On the ground that Hsin Chong has repeatedly defaulted payments under the 2018 Settlement Agreement, the Company delivered a petition to the Court of First Instance of High Court of Hong Kong (the “High Court”) against Hsin Chong on 18 January 2019 that Hsin Chong be wound up by the High Court so as to recover the outstanding debts under the 2018 Settlement Agreement in the amount of approximately HK$79.0 million including interest due from Hsin Chong Group. The Company has sought legal advice as to actions it may take to protect its rights, and will make further announcements as and when appropriate.
PROFIT WARNING
Because of the impairment loss on goodwill of approximately HK$117 million and the provision for the amounts including receivables and contract assets due from Hsin Chong Group of approximately HK$60 million, the Company is expected to record a substantial increase in loss for the year ended 31 December 2018 as compared to a loss of approximately HK$54 million for the corresponding period in 2017.

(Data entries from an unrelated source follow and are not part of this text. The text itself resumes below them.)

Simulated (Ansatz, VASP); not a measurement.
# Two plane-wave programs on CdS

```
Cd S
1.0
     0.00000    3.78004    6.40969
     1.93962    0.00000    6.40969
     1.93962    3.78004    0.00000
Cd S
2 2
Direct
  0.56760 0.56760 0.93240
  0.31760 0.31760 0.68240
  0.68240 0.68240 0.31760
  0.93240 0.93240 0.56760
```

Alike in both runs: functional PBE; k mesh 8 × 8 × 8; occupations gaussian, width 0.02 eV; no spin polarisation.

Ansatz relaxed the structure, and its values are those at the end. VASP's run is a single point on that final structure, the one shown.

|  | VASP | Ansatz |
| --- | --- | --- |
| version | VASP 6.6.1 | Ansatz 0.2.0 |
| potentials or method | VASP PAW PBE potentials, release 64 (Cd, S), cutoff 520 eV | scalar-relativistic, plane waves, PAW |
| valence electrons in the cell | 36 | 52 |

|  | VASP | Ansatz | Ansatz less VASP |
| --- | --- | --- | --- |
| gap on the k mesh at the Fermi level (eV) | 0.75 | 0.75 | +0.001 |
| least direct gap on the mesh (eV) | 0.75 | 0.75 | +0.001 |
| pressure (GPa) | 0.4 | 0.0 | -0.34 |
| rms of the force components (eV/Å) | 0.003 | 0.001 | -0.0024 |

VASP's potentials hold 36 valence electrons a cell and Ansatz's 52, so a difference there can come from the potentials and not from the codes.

The Board wishes to emphasise that the information contained in this announcement is based on the preliminary review by the Board of the latest unaudited consolidated management accounts of the Company for the year ended 31 December 2018, which have not been confirmed and finalised by the Company’s independent external auditor and may be subject to further adjustments. The annual results of the Company for the year ended 31 December 2018 will be announced on 26 March 2019.
Shareholders and potential investors are advised to exercise caution when dealing in the shares of the Company.
By order of the Board Synergis Holdings Limited Kingston Chu Chun Ho Chairman
Hong Kong, 6 March 2019
As at the date of this announcement, the Board comprises Mr. Kingston Chu Chun Ho (Chairman) and Mr. Terence Leung Siu Cheong (Deputy Chairman and Managing Director) as Executive Directors; and Mr. Lau Man Tak, Mr. Eric Lee Hon Man and Dr. Wong Yun Kuen as Independent Non-executive Directors.